This timing is also conspicuously coincidental. One day before the E&E News story, the Justice Department was granted an extension until March 16 to file updated rebuttals in the freeze case before any oral arguments or rulings on injunctions. In other court filings submitted by the Justice Department, BLM career staff acknowledge they’ve met with people behind multiple solar projects referenced in the lawsuit since it was filed. It wouldn’t be surprising if a big set of solar projects got their permitting process unlocked right around that March 16 deadline.
Kevin Emmerich, co-founder of Western environmental group Basin & Range Watch, told me it’s important to recognize that not all of these projects are getting final approvals; some of this stuff is more piecemeal or procedural. As an advocate who wants more responsible stewardship of public lands and is opposed to lots of this, Emmerich is actually quite troubled by the way Trump is going back on the pause. That is especially true after the Supreme Court’s 2025 ruling in the Seven Counties case, which limited the scope of environmental reviews, not to mention Trump-era changes in regulation and agency leadership.
“They put a lot of scrutiny on these projects, and for a while there we didn’t think they were going to move, period,” Emmerich told me. “We’re actually a little bit bummed out about this because some of these we identified as having really big environmental impacts. We’re seeing this as a perfect storm for those of us worried about public land being taken over by energy because the weakening of NEPA is going to be good for a lot of these people, a lot of these developers.”
BLM would not tell me why this thaw is happening now. When reached for comment, the agency replied with an unsigned statement that the Interior Department “is actively reviewing permitting for large-scale onshore solar projects” through a “comprehensive” process with “consistent standards” – an allusion to the web of review criteria renewable energy developers called a de facto freeze on permits. “This comprehensive review process ensures that projects — whether on federal, state, or private lands — receive appropriate oversight whenever federal resources, permits, or consultations are involved.”
Plus more of the week’s top fights in data centers and clean energy.
1. Osage County, Kansas – A wind project years in the making is dead — finally.
2. Franklin County, Missouri – Hundreds of Franklin County residents showed up to a public meeting this week to hear about a $16 billion data center proposed in Pacific, Missouri, only for the city’s planning commission to announce that the issue had been tabled because the developer still hadn’t finalized its funding agreement.
3. Hood County, Texas – Officials in this Texas County voted for the second time this month to reject a moratorium on data centers, citing the risk of litigation.
4. Nantucket County, Massachusetts – On the bright side, one of the nation’s most beleaguered wind projects appears ready to be completed any day now.

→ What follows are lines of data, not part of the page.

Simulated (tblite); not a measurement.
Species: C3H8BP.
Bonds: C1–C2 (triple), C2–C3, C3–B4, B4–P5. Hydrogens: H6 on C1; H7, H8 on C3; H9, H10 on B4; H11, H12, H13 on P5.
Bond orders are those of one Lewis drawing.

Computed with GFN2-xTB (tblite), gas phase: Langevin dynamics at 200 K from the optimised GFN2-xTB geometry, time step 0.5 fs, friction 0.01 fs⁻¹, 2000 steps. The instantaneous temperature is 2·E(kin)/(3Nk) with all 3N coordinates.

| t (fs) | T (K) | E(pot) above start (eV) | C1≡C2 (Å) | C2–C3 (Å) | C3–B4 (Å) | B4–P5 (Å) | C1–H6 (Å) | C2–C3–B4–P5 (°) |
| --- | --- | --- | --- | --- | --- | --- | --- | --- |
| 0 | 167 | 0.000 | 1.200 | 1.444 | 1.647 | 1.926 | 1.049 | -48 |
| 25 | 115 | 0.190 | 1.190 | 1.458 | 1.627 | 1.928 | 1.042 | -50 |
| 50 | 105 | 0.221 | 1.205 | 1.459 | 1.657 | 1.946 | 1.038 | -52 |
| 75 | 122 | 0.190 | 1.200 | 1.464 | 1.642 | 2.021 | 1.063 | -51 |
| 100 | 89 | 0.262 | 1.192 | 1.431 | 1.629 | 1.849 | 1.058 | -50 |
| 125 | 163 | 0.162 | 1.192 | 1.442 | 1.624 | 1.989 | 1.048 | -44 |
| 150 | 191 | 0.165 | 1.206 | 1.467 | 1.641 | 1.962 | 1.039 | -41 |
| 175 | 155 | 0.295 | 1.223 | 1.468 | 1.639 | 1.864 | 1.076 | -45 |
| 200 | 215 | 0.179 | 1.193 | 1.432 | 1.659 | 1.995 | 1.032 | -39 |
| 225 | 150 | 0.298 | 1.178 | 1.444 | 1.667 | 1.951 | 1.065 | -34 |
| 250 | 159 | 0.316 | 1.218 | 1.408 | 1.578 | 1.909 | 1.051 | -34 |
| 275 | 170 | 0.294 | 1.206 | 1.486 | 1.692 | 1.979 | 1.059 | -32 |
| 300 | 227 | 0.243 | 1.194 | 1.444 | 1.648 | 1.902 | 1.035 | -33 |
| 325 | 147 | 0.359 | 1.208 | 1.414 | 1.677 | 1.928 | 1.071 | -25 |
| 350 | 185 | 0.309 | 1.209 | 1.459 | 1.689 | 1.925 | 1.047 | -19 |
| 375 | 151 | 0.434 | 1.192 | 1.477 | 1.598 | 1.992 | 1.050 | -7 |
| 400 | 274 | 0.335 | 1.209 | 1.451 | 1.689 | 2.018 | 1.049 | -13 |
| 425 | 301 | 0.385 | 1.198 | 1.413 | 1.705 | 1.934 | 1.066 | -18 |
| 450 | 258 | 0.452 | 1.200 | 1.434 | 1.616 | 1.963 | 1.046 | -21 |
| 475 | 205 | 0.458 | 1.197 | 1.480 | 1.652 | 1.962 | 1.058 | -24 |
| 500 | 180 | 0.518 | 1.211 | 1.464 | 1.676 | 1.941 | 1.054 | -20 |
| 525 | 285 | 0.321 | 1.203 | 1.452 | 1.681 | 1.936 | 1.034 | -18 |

Talking with Climate Power senior advisor Jesse Lee.
For this week's Q&A I hopped on the phone with Jesse Lee, a senior advisor at the strategic communications organization Climate Power. Last week, his team released new polling showing that while voters oppose the construction of data centers powered by fossil fuels by a 16-point margin, that flips to a 25-point margin of support when the hypothetical data centers are powered by renewable energy sources instead.
I was eager to speak with Lee because of Heatmap’s own polling on this issue, as well as President Trump’s State of the Union this week, in which he pitched Americans on his negotiations with tech companies to provide their own power for data centers. Our conversation has been lightly edited for length and clarity.
What does your research and polling show when it comes to the tension between data centers, renewable energy development, and affordability?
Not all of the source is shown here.